Alaskan Range: Seeking Advice
Librarian and columnist Greg Hill presents a well-worded case opposing the banning of books.
Once upon a time in 1905, a New York librarian named Asa Don Dickinson wrote to Mark Twain seeking advice. Dickinson worked for the Brooklyn Public Library, where the staff learned that copies of "Tom Sawyer" and "Huckleberry Finn" were shelved with the children's books. The head of the children's division "was greatly shocked to hear this and at once ordered that they be transferred to the adult department."
Dickinson defended them, for his favorite book was "Huckleberry Finn," and as librarian to the blind, he'd read it aloud to his patrons, "and the amount of innocent enjoyment it gave them has never been equaled by anything I have since read."
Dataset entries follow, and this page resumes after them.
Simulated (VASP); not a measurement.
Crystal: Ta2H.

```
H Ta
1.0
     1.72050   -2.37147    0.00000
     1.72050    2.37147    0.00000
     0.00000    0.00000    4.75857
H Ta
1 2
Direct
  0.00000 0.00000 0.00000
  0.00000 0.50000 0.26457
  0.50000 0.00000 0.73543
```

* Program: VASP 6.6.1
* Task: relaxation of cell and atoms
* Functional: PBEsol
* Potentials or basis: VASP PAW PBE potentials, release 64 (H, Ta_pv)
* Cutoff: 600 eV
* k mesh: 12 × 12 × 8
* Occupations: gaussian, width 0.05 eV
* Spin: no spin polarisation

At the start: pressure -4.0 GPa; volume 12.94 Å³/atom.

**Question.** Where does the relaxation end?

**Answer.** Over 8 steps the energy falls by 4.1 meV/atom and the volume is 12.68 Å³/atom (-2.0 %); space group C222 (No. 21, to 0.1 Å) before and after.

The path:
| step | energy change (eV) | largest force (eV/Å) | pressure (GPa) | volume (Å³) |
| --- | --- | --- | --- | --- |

A follow-up librarians' meeting on the matter was scheduled, and he wrote Twain asking him "to give a word or two to say in witness of his (Huckleberry's) good character."
This happened twenty years after "Huckleberry" was published and originally kicked up a stink. The Concord, Massachusetts Public Library was the first library to ban it, and while others followed suit, the Concord library became the national laughing stock. The St. Louis Post-Dispatch, for example, wrote, "The directors of the Concord Public Library have joined in the general scheme to advertise Mark Twain's new book, 'Huckleberry Finn.' They have placed it on the 'Index Expurgatorius,' and this will compel every citizen of Concord to read the book in order to see why the guardians of his morals prohibited it."
Racism certainly played its ugly part early on, but publicly the banners objected to Twain using dialects and bad grammar in his writing, and, as Dickinson reported, "the prevailing opinion of Huck is that he was a deceitful boy who said 'sweat' when he should have said 'perspiration.'" Your grammar word for the week is "dysphemism," the insertion of a more objectionable word in place of one less offensive.
Some writers use this tool clumsily. Not Mr. Twain. Lionel Trilling, a leading American literary critic, said, "In form and style Huckleberry Finn is an almost perfect work" that "established for written prose the virtues of American colloquial speech. This has nothing to do with pronunciation or grammar. It has something to do with ease and freedom in the use of the language. Most of all it has something to do with the structure of the sentence, which is simple, direct, and fluent, maintaining the rhythm of the word-groups of speech and the intonations of the speaking voice."
Responding to Dickinson, Twain wrote "I am troubled by what you say. I wrote Tom Sawyer and Huck Finn for adults exclusively, and it always distresses me when I find that boys and girls have been allowed access to them. The mind that becomes soiled in youth can never again be washed clean; I know this by my own experience, and to this day I cherish an unappeasable bitterness against the unfaithful guardians of my young life, who not only permitted but compelled me to read an unexpurgated Bible through before I was 15 … Most honestly do I wish I could say a softening word or two in defense of Huck's character … but really in my opinion it is no better than those of Solomon, David, Satan, and the rest of the sacred brotherhood."
Dickinson and Twain agreed to keep their correspondence private, but the letters are included in the three-volume, 500,000 word "Autobiography of Mark Twain," published by the University of California Press. Twain forbade publishing this unexpurgated memoir for 100 years following his death, saying "all sound and sane expressions of opinion must be left out ... There might be a market for that kind of wares a century from now."
Twain also reveals in his Autobiography that the model for Huck was a classmate from Hannibal, MO named Tom Blankenship. Tom's father was the town drunk, like Huck's, and, Twain wrote, "He was ignorant, unwashed, insufficiently fed; but he had as good a heart as any boy ever had … and as his society was forbidden us by our parents, the prohibition trebled and quadrupled its value, and therefore we sought and got more of his society than any other boy's."
Banning anything does that.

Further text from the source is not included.